RFC/RFR: Get rid of second bitmap

Fri Oct 6 12:27:50 UTC 2017

Am 06.10.2017 um 10:03 schrieb Aleksey Shipilev:
> On 10/05/2017 09:15 PM, Roman Kennke wrote:
>> There are known problems left. JVMTI might ask for a heapdump or heap traversal after marking has
>> been aborted and we don't have a valid bitmap to support heap scanning. This should now blow up
>> early with the above mentioned assert. We shall tackle this problem later IMO.
> I think we have to solve this before pushing. Because it may end up messy without the second bitmap,
> and we would have to revert the whole thing.
Ok, I thought about this for a little, while driving around ... this can 
be really helpful ;-)

AFAICT, The whole problem boils down to ShenandoahHeap::object_iterate() 
and related *public* methods being problematic when called at random 
times, in particular when the marking bitmap is not valid (e.g. marking 
aborted, bitmap just clearing/cleared, marking in progress).

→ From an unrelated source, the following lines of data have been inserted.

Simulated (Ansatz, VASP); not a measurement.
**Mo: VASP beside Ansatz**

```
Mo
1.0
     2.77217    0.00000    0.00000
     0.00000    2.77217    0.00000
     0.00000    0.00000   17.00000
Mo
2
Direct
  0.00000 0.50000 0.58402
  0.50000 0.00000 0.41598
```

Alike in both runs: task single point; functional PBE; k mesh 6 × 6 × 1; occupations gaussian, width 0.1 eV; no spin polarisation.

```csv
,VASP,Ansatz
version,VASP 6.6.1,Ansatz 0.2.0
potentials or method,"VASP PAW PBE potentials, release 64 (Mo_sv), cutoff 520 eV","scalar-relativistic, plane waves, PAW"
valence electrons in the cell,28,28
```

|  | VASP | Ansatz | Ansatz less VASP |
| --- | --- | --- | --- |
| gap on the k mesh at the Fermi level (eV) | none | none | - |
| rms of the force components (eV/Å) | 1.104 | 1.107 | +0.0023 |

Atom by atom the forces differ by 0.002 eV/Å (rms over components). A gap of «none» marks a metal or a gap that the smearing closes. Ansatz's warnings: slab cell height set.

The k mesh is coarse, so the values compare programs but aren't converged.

We could help it by squeezing in a marking pass before doing the 
iteration. However, if we do this, we can just as well report the 
visited objects to the ObjectClosure while traversing. It shouldn't 
matter for consumers of object_iterate() in which order the objects 
arrive, right?

E.g. we can make all those methods do a safe 'iteration' by doing a 
single-threaded marking pass, reporting objects while we go, using a 
single work stack, and using 2nd marking bitmap (to avoid 
double-visiting objects) that we can allocate just for this purpose and 
deallocate when done (after all, this should be a rare situation which 
is not performance-critical). Right? I am assuming that all consumers 
would call object_iterate() during a safepoint (need to check this, but 
I'm pretty sure this is the case). We'd also need to ensure that we 
don't call those iterations ourselves from inside Shenandoah, unless we 
really want to (e.g. verification?). And provide the fast iteration - 
marked_object_iterate() - to use ourselves when we know that it is safe.

The alternative being that we would have to make all our fast paths 
aware of possible interruption, and make heapdumping/traversing code 
co-ordinate with bitmap cleaning and concurrent marking. I wouldn't want 
to go to that mess, if we can avoid it.

Does that sound sensible?

Roman